20150314

New CD from Foghorn Stringband!

Image635619117465904329The Foghorn Stringband is the present day shining gold standard for American string band music, with eight albums, thousands of shows, over a decade of touring under their belts, and an entirely new generation of old-time musicians following their lead.

Through all this, they’ve never let the music grow cold; instead they’ve been steadily proving that American roots music is a never-ending well of inspiration.

The music of The Foghorn Stringband today, as heard on their new album Devil In The Seat, revolves around four master musicians: Portland, Oregon-based Caleb Klauder (vocals, mandolin, fiddle) and Reeb Willms (vocals, guitar), and Yukon-based Nadine Landry (vocals, upright bass) and Stephen ‘Sammy’ Lind (vocals, fiddle, banjo).
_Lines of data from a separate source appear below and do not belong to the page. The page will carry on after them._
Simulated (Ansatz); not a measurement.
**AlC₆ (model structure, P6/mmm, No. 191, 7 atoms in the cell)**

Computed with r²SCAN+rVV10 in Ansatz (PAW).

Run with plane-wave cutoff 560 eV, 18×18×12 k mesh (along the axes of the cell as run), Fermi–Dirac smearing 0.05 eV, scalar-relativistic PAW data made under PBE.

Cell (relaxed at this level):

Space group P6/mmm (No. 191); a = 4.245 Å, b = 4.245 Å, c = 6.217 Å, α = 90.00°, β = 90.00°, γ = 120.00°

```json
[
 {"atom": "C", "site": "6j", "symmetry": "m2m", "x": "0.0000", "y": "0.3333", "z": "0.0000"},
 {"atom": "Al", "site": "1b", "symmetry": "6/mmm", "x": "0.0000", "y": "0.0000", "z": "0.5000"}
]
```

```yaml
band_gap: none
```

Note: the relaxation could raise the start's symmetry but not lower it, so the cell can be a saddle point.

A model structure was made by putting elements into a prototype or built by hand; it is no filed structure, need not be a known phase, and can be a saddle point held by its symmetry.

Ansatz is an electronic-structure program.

Each member of The Foghorn Stringband comes not only from a different part of the American roots music spectrum, but leads the pack in their field as well. Caleb Klauder’s wistful, keening vocals and rapid-fire mandolin picking are as influenced by Southern roots music as much as by his upbringing in Washington State. Also from Washington, Reeb Willms grew up in the state’s Eastern farmlands singing hard-bitten honky-tonk with her family. Nadine Landry’s roots lie in the rural backroads of Acadian Québec, but she cut her teeth as one of the best bluegrass bassists in Western Canada. Minnesotan Stephen ‘Sammy’ Lind, simply put, is one of the best old-time fiddlers of his generation and has a voice that sounds like it’s coming from an old 78.

Onstage, The Foghorn Stringband gather around one microphone, balancing their music on the fly, and playing with an intense, fiery abandon. To make their new album, Devil in the Seat, the band retreated to the island paradise of Kauai, where, surrounded by coconut palms, beachside views and margaritas, they blazed through a set of old favorites and new discoveries.

The music on Devil in the Seat reaches from roots in Appalachia, like Clyde Davenport’s fiddle tune “Lost Gal,” the old square dance song “Stillhouse,” or “Mining Camp Blues” which comes from their friend Alice Gerrard, all the way to the early neon lights of Nashville (“90 Miles an Hour” from Hank Snow). It touches on old gospel (“Longing for A Home” from The Cooke Duet), newly composed fiddle tunes (“Jailbreak”), even British folk (“What Will We Do”). Throughout, the honest intensity of the music remains the trademark of The Foghorn Stringband. They see no reason to polish this music, or to deviate from the roots which first inspired them.

To Foghorn, this music is as relevant today as it was a century ago. They see themselves not as revivalists, but as curators and ardent fans, and their music is a celebration of these roots.  From their origins in Portland Oregon’s underground roots music scene in the late 90s and early 00s, when members of today’s hot bands like The Decemberists and Blind Pilot were gathering to explore the roots of American folk music, The Foghorn Stringband have spread the old-time string band gospel all over the world.

Along the way, they’ve brought in influences and inspirations from their many travels and late-night jam sessions. Old-time square dance tunes now rub shoulders with Cajun waltzes, vintage honky-tonk songs, and pre-bluegrass picking. This is the kind of bubbling musical brew which first intoxicated the American mainstream in the days when “country music” was just being invented.